It’s called The Girl Who Silenced the World for 5 Minutes and now has over 20 million hits on YouTube.

In it a 12-year-old schoolgirl, Severn Suzuki, addresses the Earth Summit in Rio de Janeiro in 1992. She berates world leaders (and all adults) for leaving the world in such a poor state.

She implores: “If you don’t know how to fix it, at least stop breaking it.” Severn speaks with such passion, and such a genuine innocence, that it’s hard to watch the video without shedding a tear.

I don’t mind admitting I cried when I watched it – partly because it’s so moving, but also because I knew I would be going to this year’s Earth Summit, Rio+20. It struck me that 20 years on we had failed Severn, and all of her generation. The world is now in an even more perilous state than it was in 1992.

According to WWF, the Worldwide Fund for Nature, we passed the point of global sustainability somewhere towards the end of the 1980s.

Since then we have been living on borrowed time – using up more resources than the planet can replenish. The consequences of this are now well known – deforestation, overfishing, growing land and water shortages and of course global warming.

On the other hand, the world is now richer than ever before. I checked the figures recently and discovered that each year the world economy generates around US$10,000 per person. Just think about that for a second. Enough wealth is produced for each man, woman and child to receive US$10,000 per year. A single mother with four children in a slum in Nairobi could live on US$50,000. Why then are there still nearly 1 billion people in absolute poverty – on around US$1 a day?

So as a human race we face a dual dilemma – how to lift the world’s poor out of absolute poverty without harming the planet further.

I will be going to Rio+20, along with my colleague Claire Maxwell, to represent the Oasis School of Human Relations.

Oasis has been part of a global working group that will be presenting a report in Rio and a video to support it. Our central message is that we cannot go on as we have to date. This would only push us further and further away from sustainability, justice and equity.

For some time now Oasis has been working with business leaders and the organisations that train them, to develop new, innovative approaches to leadership development. We believe that new leaders are needed: people who value collaboration, who are in touch with themselves, with other people and with the planet.

We have been exploring an approach to leadership development which has come to be known as Whole Person Learning.

It is based on the notion that if we can bring more of our whole self, our real self to our life and learning, then we will make better, more conscious, more responsible decisions – and we will release personal potential we never realised we had.
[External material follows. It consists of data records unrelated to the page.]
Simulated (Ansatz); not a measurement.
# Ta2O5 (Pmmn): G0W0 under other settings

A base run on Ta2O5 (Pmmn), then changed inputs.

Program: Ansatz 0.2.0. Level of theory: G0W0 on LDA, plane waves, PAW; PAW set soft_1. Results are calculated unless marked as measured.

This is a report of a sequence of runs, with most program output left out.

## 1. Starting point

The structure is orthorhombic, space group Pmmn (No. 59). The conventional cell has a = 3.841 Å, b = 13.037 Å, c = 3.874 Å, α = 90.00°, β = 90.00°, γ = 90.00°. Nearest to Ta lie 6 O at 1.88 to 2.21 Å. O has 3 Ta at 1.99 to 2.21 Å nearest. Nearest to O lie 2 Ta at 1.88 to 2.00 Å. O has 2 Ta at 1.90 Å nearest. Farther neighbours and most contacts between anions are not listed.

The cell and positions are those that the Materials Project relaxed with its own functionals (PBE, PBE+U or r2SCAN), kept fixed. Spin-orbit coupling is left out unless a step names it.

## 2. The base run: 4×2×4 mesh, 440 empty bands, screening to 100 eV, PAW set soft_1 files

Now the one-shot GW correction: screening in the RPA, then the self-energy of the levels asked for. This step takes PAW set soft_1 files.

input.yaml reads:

The Whole Person Learning approach will be featured in the report presented in Rio and we will be pursuing a number of avenues to develop it further over the coming year. There is interest in the UK, in Germany, Pakistan, China, Brazil and Peru, to name but a few.

I do not know whether this approach will be enough to make the kinds of shifts that are needed for the coming decades. But I do know that without it the changes will be that much harder to achieve.

I think this might well be my part in living up to Severn’s expectations. If we all decided to play our part, what would yours be?